We are not the only ones who have these concerns. Our customers place priority on quality and safety and are becoming increasingly interested in the environmental and social sustainability of the products sold in our stores and of the processes used to produce these products. For this purpose, METRO adopted a group-wide purchasing policy for a sustainable supply chain and procurement management that applies to all products. One of our focal points is promoting humane working conditions at our suppliers, for which we have implemented numerous measures. For example, our own-brand suppliers are required to uphold fundamental human rights and to guarantee fair working conditions. Our supplier contracts stipulate for compliance to be established in the form of an audit based on the BSCI (Business Social Compliance Initiative) standards or equivalent standards. This requirement applies to all suppliers of own-brand non-food products who manufacture end products in high-risk countries defined by the BSCI. We assist our suppliers in creating fair and humane working conditions by offering them targeted training programmes. As a signatory to the Bangladesh Accord on Fire and Building Safety, we are working to increase safety in the factories of all our suppliers producing in Bangladesh. Our effort to minimise our ecological footprint is exemplified in METRO’s membership in the Roundtable on Sustainable Palm Oil (RSPO). We have committed ourselves to only using certified sustainable palm oil in our own-brand products from 2020 onward. For products made from timber or paper, we use supplier certifications to ensure that the timber was sourced from sustainable forestry rather than illegal logging.

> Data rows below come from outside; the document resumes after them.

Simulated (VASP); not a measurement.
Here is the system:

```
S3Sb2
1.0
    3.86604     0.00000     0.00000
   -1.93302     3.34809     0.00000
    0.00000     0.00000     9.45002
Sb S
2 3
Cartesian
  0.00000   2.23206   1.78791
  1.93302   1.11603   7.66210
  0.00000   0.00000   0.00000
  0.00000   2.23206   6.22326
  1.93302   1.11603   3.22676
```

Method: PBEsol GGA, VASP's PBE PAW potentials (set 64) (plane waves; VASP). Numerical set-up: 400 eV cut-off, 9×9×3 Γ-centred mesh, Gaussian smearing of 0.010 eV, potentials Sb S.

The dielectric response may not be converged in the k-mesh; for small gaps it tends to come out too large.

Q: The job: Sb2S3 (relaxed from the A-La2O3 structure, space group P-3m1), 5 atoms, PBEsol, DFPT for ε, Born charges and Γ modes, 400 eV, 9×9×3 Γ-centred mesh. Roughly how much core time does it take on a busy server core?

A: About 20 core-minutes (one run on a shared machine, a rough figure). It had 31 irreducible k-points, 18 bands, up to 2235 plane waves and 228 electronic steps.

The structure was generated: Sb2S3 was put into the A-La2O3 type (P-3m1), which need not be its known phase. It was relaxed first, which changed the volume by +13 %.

Planning reliability (risk 6)
Unexpected deviations from the budget or the forecast could potentially result in METRO missing its budget targets and making wrong business decisions.
We therefore place a high priority on measures designed to mitigate these risks. We do so by consistently implementing strategic measures that are directed at improving our income position. We support the operational units in their pro-active implementation of the strategy by providing them with value creation plans. We also mitigate risks by conducting effective internal controls, a closer interlocking of strategic planning and the budgeting process as well as a greater involvement of the supervisory bodies. The fact that our financial year differs from the calendar year allows us a high degree of planning certainty at an early stage, with the highly profitable Christmas quarter being the first quarter of our financial year. The forecast report offers insights into our expectations for the development of our business in the coming financial year.
Risks associated with the demerger (risk 7)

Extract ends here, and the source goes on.